Sri Lanka's newly elected President Gotabaya Rajapaksa would work within the "American perimeter" but will maintain close ties with India while doing business with cash-rich China more cautiously, experts say.
Mr Rajapaksa stormed to victory on Sunday, trouncing his nearest rival Sajith Premadasa by a margin of over 13 lakh votes - 52.25 per cent of votes polled against 41.99 per cent.
The controversial former wartime defence secretary's victory is of importance for India, which will hope that the new dispensation in Colombo will not allow any foreign power inimical to New Delhi's interest in the strategically located island nation, experts say.
The experts, who have been closely monitoring Sri Lanka's diplomatic ties with major global powers for decades, believe that Mr Rajapaksa would not wean away from the US interests in the region.
"Gotabaya would be working within the American perimeter which means that he would adopt a policy of not weaning too much away from the US interests in the region. The end result of this would be that he would not be seen too pro-China or too anti-India," Jehan Perera, executive director of National Peace Council, an independent think tank, said.
However, he stated that the new Sri Lankan President would also want to maintain a friendly relation with Prime Minister Narendra Modi.
The experts also believe that Sri Lanka under Gotabaya Rajapaksa would engage China, the country's top lender. "He would engage China and do business with them. China too would be wary that their previous engagement with the Rajapaksas had created bad publicity for them," Mr Perera said.
During Mahinda Rajapaksa's regime as Sri Lanka's President, China started investing heavily in infrastructure projects as the country faced international isolation at the tail end of a brutal civil war.
Sri Lanka has historically been an important commercial hub along maritime routes due to its strategic position in the Indian Ocean, where China is increasingly making its inroads.

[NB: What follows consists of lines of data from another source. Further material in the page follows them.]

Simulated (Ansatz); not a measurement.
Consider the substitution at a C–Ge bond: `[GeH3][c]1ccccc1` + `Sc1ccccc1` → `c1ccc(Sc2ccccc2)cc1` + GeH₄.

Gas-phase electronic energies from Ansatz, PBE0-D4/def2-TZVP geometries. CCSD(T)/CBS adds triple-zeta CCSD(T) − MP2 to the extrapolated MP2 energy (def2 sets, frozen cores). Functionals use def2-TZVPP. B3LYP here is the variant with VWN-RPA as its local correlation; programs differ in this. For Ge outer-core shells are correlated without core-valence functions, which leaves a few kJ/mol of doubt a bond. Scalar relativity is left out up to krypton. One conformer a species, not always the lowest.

Paikiasothy Saravanamuttu, the executive director of Center for Policy Alternatives, another independent think tank, dismissed the notion that Gotabaya was someone with an overly Chinese leaning.
He thought that Gotabhaya Rajapaksa would function true to his comments made at his inauguration, "We want to remain neutral in our foreign relations and stay out of any conflicts amongst the world powers".
"He is more of a technocrat, not a politician therefore he would not adopt a stance of over reliance on China, he would want to improve his relations with India," Mr Saravanamuttu said.